So when Game 2 rolled along and the Dodgers took a 3-1 lead, and got into their bullpen early in order to shut down the Astros, and spent several innings mostly shutting down the Astros, it looked like history would repeat itself. Houston was able to get a run back in the 8th off a Bregman double and a Correa single, but Jansen was in, and as Giants fans, we’ve been watching Kenley Jansen spend years making every team he faced look like the 2017 Giants. Even with the deficit just at one run, there was no reason to hope.

And then, Marwin Gonzalez. Up until that point, Gonzalez — on the heels of a breakout 2017 regular season — had had a miserable postseason, but that didn’t matter. Jansen had cemented his reputation as possibly the best reliever in baseball, but that didn’t matter. The ball didn’t even look that impressive off the bat, but that didn’t matter. it kept sailing into the hot Los Angeles night, and it went over the fence, and it tied the game, and tens of thousands of Dodger fans in the stands were willing it to not be so, but guess what? That didn’t matter. It was beautiful.

Game 2, Chris Devenski finally striking out Yasiel Puig

Game 2 only got crazier from there, of course, as the Astros hit back to back homers in the top of the 10th, the Dodgers countered with two runs in the bottom of the 10th, the Astros got a two run George Springer homer in the top of the 11th, and Charlie Culberson hit a solo shot in the bottom of the 11th to pull the Dodgers back within one. It seemed like a game that could go on forever, or until the Astros ran out of decent relievers, which technically happened before the series even started, but that’s nitpicking.

After Culberson homered, there was this sense that, oh man, here we go again. Yasiel Puig was up, and Puig had been a hitting machine for the first two rounds of the playoffs. After Devenski quickly got to an 0-2 count on him, Puig ecksteined the heck out of the at bat, taking three straight balls, fouling off the two pitches after that, and generally making the more Astros-inclined among us certain that doom was imminent. Instead, Devenski threw a nasty off speed pitch below the zone, Puig swung and missed, and we could all finally exhale.
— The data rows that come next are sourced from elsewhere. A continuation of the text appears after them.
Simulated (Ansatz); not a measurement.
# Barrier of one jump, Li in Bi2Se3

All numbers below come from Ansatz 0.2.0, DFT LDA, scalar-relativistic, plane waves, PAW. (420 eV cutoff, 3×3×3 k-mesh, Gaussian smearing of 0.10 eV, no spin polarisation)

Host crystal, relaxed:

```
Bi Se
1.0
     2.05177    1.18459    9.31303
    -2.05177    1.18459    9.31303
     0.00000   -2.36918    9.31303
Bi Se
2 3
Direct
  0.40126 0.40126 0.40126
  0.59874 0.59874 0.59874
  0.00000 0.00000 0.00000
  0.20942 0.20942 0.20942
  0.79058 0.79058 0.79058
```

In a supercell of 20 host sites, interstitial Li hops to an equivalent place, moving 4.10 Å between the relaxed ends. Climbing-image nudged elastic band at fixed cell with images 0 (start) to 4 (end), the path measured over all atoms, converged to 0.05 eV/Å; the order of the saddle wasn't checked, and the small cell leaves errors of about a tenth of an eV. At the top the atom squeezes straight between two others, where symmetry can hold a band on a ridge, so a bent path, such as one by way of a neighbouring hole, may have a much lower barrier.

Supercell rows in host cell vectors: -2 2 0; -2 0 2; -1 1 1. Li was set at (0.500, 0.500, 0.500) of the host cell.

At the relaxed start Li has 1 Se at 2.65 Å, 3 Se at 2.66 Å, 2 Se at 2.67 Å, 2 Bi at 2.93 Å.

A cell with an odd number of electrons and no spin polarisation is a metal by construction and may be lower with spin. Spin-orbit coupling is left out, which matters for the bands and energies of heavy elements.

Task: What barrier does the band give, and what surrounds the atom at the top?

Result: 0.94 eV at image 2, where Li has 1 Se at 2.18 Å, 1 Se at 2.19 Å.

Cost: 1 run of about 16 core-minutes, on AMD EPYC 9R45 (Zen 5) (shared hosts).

This is where I would put multiple videos of Yuli Gurriel homering, including a homer in Game 5 off Clayton Kershaw that was a huge moment in the game and series that kicked off an incredibly memorable series of swings both emotional and literal, if his success in this series had made me happy

I know that you, the 2017 reader, are aware of why he’s omitted, but this part is here to inform the future generations who will undoubtedly pore over every word of this article that no, I didn’t forget, he just did a Bad Thing that made me unable to take joy in his success, even against the Dodgers.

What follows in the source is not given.